One of the best compliments ever given to me about my writing also served as a great check to me. My former professor, the ridiculously intelligent Robert Olmstead told me, “You know how to write well. You just need to figure out what to say.”
First of all, it took all my decorum not to break out into a happy dance right then and there, ala Elaine from Seinfeld.
Bob’s one of those people who doesn’t give praise lightly, so when he does, you know he means it (I love those people). But afterwards, it really made me think: What do I want to say?
Strong emotions, due to reasons I won’t go into on this blog, are something of a conundrum for me: I am very susceptible to them and because of that I fear them. When I am hit with strong emotion, I let them take over. Let’s be honest, I don’t use my brain very much when calm and when taken over by emotion, I lose what little sense I possess. So, for the past year and a half, I’ve been writing interesting, yet dry stories.
I read an article five or six months ago and I can’t remember where, but it basically said MFA programs are killing literature. Obviously, I don’t agree with that, but the author asserted that literary journals are being inundated with tons of well-written, but emotionally empty stories.
I realized I was one of those authors.
So what did I do? I swallowed my fear, pulled out my laptop, and threw my heart into my stories.

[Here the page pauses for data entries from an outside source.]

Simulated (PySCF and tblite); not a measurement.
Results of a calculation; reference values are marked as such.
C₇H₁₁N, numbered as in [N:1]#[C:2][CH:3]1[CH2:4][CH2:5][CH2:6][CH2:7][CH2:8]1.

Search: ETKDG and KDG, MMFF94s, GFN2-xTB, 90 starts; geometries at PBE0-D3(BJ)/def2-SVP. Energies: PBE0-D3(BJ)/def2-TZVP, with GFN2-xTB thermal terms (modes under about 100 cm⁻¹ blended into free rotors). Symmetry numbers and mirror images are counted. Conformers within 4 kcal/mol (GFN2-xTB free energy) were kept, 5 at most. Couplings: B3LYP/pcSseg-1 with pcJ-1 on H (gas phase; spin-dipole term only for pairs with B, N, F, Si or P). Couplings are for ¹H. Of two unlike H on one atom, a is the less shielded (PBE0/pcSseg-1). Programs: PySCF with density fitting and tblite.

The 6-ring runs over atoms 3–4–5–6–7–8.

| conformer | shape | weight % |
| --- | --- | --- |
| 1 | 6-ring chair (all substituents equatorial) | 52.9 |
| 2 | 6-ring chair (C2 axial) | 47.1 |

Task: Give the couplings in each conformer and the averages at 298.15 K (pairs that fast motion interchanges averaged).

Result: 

And let me tell you: IT HURTS. And it’s invigorating. When my protags are in pain, I throw all of my pain into the writing. When they’re happy, I find myself grinning from ear to ear. The feedback from my writing group has been unanimous: my stories are stronger, more interesting, more captivating. They are finally starting to connect with my chars and care about them.
We want our readers to cry with our characters. But first, we the writers need to cry with them (the chars… maybe the readers, too.)
Just don’t forget the tissue.
Sounds messy. Nice post.
‘Twas indeed messy.
It’s good to laugh or cry as you write because you’re emotionally engaged.
Great post!
It is–and that’s what makes it fun. Whenever Mr. Atkins sees me smiling while I write (which I do often), he teases me and says, “No smiling!”
I can relate to this completely. I played lots of emotional music a la Andrea Bocelli, really loud, while writing the Bitteroot Bears. I had to wipe tears away contantly in the scenes where Craig’s hurt over his father abandoning the family welled up and splashed all over the pages. Maybe I didn’t wipe as many away as I thought, but there was definitely something splashin on the pages.
I also cried when Frodo, et al, left for the Gray Havens and Ole Yeller died. And, there was that scene in the Dirty Dozen, too.
I totes cried in Ole Yeller. Probably would again, if I were to watch it tonight!
Interesting post. I wonder, is it a form of protection to write emotionally empty stories? It’s always easier not to put yourself out there. Glad to hear you are breaking through it. Good luck!
It was for me! My poor little protag Audrey has endured some very painful things. In order to write those scenes–really give them the emotion they need–I had to dig down to my darkest, most painful memories. Talk about opening a dam! I had a hard time sleeping that night.